80-80 precision recall with 1500+ classes!

craxy_titles

Some crazy titles we had to deal with!

What is your job title/role/designation? If I ask this question to everyone in the world, probably I will get a million different answers. But, there are not a million different job roles, probably 2500-3500 of them, called by various names. We want to classify these many job titles into our internal taxonomy of 1500+ job roles. Why? We want to be able to tell what skills they need for each of the many jobs listed on the web and provide this information to the labor market. We want to tell jobseekers what jobs in the open market match them based on their AMCAT scores and what skills they need to improve for particular jobs. Similarly, we want to tell companies what candidates are suitable for their open job roles. This will not only lead to more efficient matching, but illumine training needs in the labor market.

Well, this becomes a 1500+ class classification problem! For every job role title and its job description (which may not exist for every title), we need to come up with one of our 1500+ job titles or just say we cannot do it. This is a challenging problem – large number of classes means needing huge amounts of labeled data for supervised learning; getting accurate expert ratings isn’t easy. Imagine doing a naive bayes on it – we will need at least 100 points per class, meaning a total requirement of 150K labeled data points. One thus needs to go with a mix of unsupervised and supervised learning to tackle a problem such as this.

We took this challenge up six months back with the usual toolbox of unigram/bigram frequency counts, SVDs, stemming, various distance metrics and so on. Good news! We came back with an 80-80 precision recall on test set (and improving): We can tell the title for 80% of the jobs and 80% times we were correct. Did our toolbox help – yes indeed, but with a lot of other innovations. The key learning: for real world application, general machine learning techniques do work, but is usually coupled with a lot of other smart engineering and innovations to make it happen – the best algorithm is a mix of rules from human intuition and statistical techniques. One needs to understand the problem domain well – to save oneself us from the no free lunch theorem by throwing a generic ML technique. So let us look at few of these innovations:

a. Vocabulary filter: Consider the titles “Junior CAD Operator-Northeast Commercial” or “PT M-F Summer Nanny for 4mo twins in Midtown West”. A lot of these words do not tell us about the job role, definitely not ‘Northeast Commercial’ or ‘Midtown West’. So could we just filter them out and save our ML algorithm the effort to figure out the right ‘features’? Second, we could tag the words semantically in two lists: one which tells us about the job function, say “CAD operator” and the other the level, junior/senior/manager etc. We do our distances separately on the function and level lists and then combine them in creative ways to get good results. Works wonders!
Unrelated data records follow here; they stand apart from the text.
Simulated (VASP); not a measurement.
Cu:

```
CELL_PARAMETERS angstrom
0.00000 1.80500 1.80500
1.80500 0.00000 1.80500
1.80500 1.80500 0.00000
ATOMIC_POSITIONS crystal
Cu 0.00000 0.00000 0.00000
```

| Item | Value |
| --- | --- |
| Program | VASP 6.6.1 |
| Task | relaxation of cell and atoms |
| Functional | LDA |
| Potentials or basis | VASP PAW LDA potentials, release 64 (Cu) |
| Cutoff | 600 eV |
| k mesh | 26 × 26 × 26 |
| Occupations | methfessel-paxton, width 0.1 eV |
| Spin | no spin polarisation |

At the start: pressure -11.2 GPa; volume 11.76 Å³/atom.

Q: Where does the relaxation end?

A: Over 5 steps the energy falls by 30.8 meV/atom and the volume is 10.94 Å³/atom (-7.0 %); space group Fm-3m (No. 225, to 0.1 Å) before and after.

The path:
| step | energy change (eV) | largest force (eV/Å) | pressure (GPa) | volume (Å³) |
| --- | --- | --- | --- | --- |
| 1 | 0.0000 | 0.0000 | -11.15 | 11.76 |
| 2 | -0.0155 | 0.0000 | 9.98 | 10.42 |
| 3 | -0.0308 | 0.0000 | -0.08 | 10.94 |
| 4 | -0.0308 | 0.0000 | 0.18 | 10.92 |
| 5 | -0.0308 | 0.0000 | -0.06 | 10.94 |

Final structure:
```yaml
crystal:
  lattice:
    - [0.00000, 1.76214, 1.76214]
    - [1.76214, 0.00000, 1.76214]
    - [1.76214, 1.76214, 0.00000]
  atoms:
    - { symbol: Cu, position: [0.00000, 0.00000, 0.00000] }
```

b. Title vs. job description: How do we use the two pieces of information optimally – the job title and job description. Interestingly we find that job descriptions help you save yourself from large mistakes; it does a good coarse comparison and gets you to the right set of jobs to consider. On the other hand, title comparisons can go grossly wrong at times (matching an attorney to a lawyer) but they do better on pinpointing the right title. A job description match has higher accuracy if we consider whether the right title was among the top 10 predicted titles, but a title match has higher accuracy if we look at the top title we could match. This makes intuitive sense. But, we can combine these two to better either!

c. Logical match vs. distance: We get one input from our various fancy projected distances between the title that’s queried and the set of titles we want to map to. Besides this, we also pull out a simple input from logical matching – is the query title a subset, exact match (has all the same words), superset or overlaps with one or more of our internal list of titles. This is useful information. It helps get some stuff absolutely right by a simple way and doesn’t let our creative statistical distances ruin it! For instance, if it is an exact match with a single internal title, we just choose it. More importantly, it helps create a decision tree on what to do with each ‘kind’ of query title according toss its logical match and use the matching titles as an input for further processing. Furthermore, it provides a guide on when to recall.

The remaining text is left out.